Website Scraper

Python Web Scraping Tutorial (2026): BeautifulSoup, Step by Step

By · Updated

Web scraping in Python has barely changed in a decade, and that's the best thing about it: requests plus BeautifulSoup is still the shortest path from "there's data on this page" to "the data is in my CSV." This tutorial builds a working Python program to scrape a website, from empty folder to exported CSV. I ran every snippet in this post against the live site; the output you see is the output I got, including one genuine bug I hadn't planned for. If you'd rather skip code entirely, an AI website scraper does the same job from a pasted URL — I compare the two paths honestly at the end. The code is worth understanding first.

We'll scrape books.toscrape.com, a public sandbox built specifically for scraping practice: 1,000 fictional book listings, no terms-of-service worries, no bot detection.

What do I need to install to scrape a website with Python?

Python 3 and two libraries: requests, which downloads web pages over HTTP, and beautifulsoup4, which parses the downloaded HTML into a searchable tree. One pip command installs both, and for static websites that's the entire toolchain. No framework, no browser driver, no API key.

Check your Python version first (anything 3.9+ works; I'm on 3.11):

python3 --version
# Python 3.11.15

Then install both libraries:

pip install requests beautifulsoup4

One naming trap before you go further: the package is beautifulsoup4 on PyPI, but you import it as bs4. Nearly everyone hits this once. And if you pip install BeautifulSoup — no 4 — you get an abandoned Python 2 package and an error message that explains nothing.

Verify the install:

import bs4, requests
print(bs4.__version__, requests.__version__)
# 4.15.0 2.33.1

Two version numbers printed means you're ready.

How do I fetch a webpage with Python requests?

Call requests.get(url) and you get back a Response object: the status code, the headers, and the page's raw HTML as text. A status code of 200 means success. Always pass a timeout — requests will happily wait forever on a hung server, and your script hangs with it.

import requests

url = "https://books.toscrape.com/"
response = requests.get(url, timeout=10)

print(response.status_code)
print(response.headers["Content-Type"])
print(len(response.text))

Output:

200
text/html
51294

Three parts of that Response object do almost all the work:

  • response.text — the HTML as a string. This is what you hand to BeautifulSoup.
  • response.status_code — 200 is success, 404 means the page doesn't exist, 403 means the server refused you. More on 403s later, because you will meet them.
  • response.raise_for_status() — raises an exception on any 4xx/5xx code. Use it in real scripts. A scraper that silently parses an error page is worse than one that crashes.

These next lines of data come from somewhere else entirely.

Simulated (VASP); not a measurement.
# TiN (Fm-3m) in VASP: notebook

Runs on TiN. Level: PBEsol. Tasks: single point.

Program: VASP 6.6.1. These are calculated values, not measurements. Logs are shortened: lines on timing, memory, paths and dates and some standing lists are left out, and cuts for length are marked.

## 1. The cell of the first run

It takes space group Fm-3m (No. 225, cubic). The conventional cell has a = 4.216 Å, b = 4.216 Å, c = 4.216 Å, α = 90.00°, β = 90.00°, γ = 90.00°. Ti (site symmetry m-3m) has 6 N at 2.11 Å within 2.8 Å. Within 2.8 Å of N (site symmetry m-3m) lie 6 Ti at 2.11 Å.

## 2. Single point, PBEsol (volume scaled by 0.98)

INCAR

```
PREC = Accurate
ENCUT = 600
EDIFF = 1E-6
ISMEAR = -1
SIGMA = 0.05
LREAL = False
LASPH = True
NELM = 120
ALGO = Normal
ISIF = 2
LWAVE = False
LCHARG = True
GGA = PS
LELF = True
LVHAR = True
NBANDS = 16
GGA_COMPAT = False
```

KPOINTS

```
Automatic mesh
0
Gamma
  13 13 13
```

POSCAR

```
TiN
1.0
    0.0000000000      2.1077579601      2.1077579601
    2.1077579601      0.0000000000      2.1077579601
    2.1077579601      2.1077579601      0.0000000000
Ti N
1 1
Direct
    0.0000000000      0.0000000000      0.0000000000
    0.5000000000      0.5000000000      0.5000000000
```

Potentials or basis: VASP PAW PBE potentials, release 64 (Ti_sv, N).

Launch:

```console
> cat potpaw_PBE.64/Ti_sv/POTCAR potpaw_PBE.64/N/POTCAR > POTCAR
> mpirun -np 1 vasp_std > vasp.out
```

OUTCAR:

How do I parse HTML with BeautifulSoup?

Pass the HTML string to BeautifulSoup(html, "html.parser") and you get a navigable tree of the document. From there, soup.title grabs the title tag, and select_one() finds the first element matching any CSS selector — the same selectors you'd write in browser DevTools.

Look at the page before writing selectors. Open books.toscrape.com, right-click a book, and choose Inspect. Each book is an <article class="product_pod"> holding an <h3> with a link (the title lives in the link's title attribute) and a <p class="price_color"> with the price.

import requests
from bs4 import BeautifulSoup

url = "https://books.toscrape.com/"
response = requests.get(url, timeout=10)
soup = BeautifulSoup(response.text, "html.parser")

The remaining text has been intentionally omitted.